I've got a German 9 who moved into our apartment about a month ago (I live with her and another girl) and, how can I say this? FUCK SHE'S HOT!
Seriously though, she is hot, funny, witty, honest, loyal, everything I've ever looked for. I'm getting a very bad case of one-itis for this girl. She's single, but has a 'fuck buddy' in town that she sees once or twice a week. I'm single, and it's been a while (a few months) since I've gotten laid, frustratingly so. (Went down on a girl last week, I don't count that.)
She hangs out with me, we always have a great time together, and she's very touchy-feely with me (I think she's like that with most people though). She even kissed me on the lips last week when we were out, she was demonstrating this German 'brotherhood' toast that you do when drinking. And when she's had a few drinks she can barely keep her hands off me, she's very flirtatious.
We talk about our sex lives quite openly too. Even this morning we went out for breakfast and came back talking about dildos!
I plan to move out of this apartment in the summer or maybe later (waiting for the housing market to hit the bottom so I can buy) and the thought has crossed my mind that we could somehow hook up secure in the knowledge that if it goes horribly wrong, I'll be moving out anyway.
I know what my standard approach to one-itis is, I just keep sarging and meeting more people. I even went out last night without G9 and got a #/K-close with a lesbian, which I'm quite proud of.

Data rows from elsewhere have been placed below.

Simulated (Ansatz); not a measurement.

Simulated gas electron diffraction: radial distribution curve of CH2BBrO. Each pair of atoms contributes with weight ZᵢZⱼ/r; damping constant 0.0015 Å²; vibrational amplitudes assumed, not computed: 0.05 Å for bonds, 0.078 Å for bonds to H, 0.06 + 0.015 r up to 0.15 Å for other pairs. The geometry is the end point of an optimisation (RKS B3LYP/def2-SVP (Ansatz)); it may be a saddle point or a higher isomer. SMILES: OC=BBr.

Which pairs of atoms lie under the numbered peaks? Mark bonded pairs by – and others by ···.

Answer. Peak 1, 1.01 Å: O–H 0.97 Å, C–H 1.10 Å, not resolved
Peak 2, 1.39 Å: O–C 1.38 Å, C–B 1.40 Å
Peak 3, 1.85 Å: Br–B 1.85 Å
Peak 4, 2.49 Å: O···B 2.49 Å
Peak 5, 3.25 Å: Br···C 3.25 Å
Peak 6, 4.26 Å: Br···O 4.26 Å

I'm at a time of my life when I'm ready to settle down - I only do the PUA thing to help me find 'the one.' My history is one of letting good girls go because I don't want to spoil the friendship. I'm convinced I have her right under my roof here, and I don't want to let her go like I did with the others.
I know that if I pour my heart out and tell her how I'm feeling, it's gonna freak her out, so I've resisted the urge to do that. She was a bit narky with me the other day via text when I made a little joke about the 'Brotherhood' thing when suggesting somewhere to go out, she replied "Sir, brudershaft was a one time experience, ok?

let's see how I feel later, hopefully not too tired."
I later learned that she's on the rag, she didn't go out, so I went out myself with some friends so as not to let her think that I was depending on her to go out. By that text I decided it was time to back off and not be needy, punish it with negs etc. She was cool this morning, now she's off to some festival, I said I might swing by later when I'm out cycling.
I've got it bad,and I'm not talking about a casual interest. I'm talking butterflies in the tummy when thinking about her. This could be a messy situation if I don't handle it properly. Thoughts?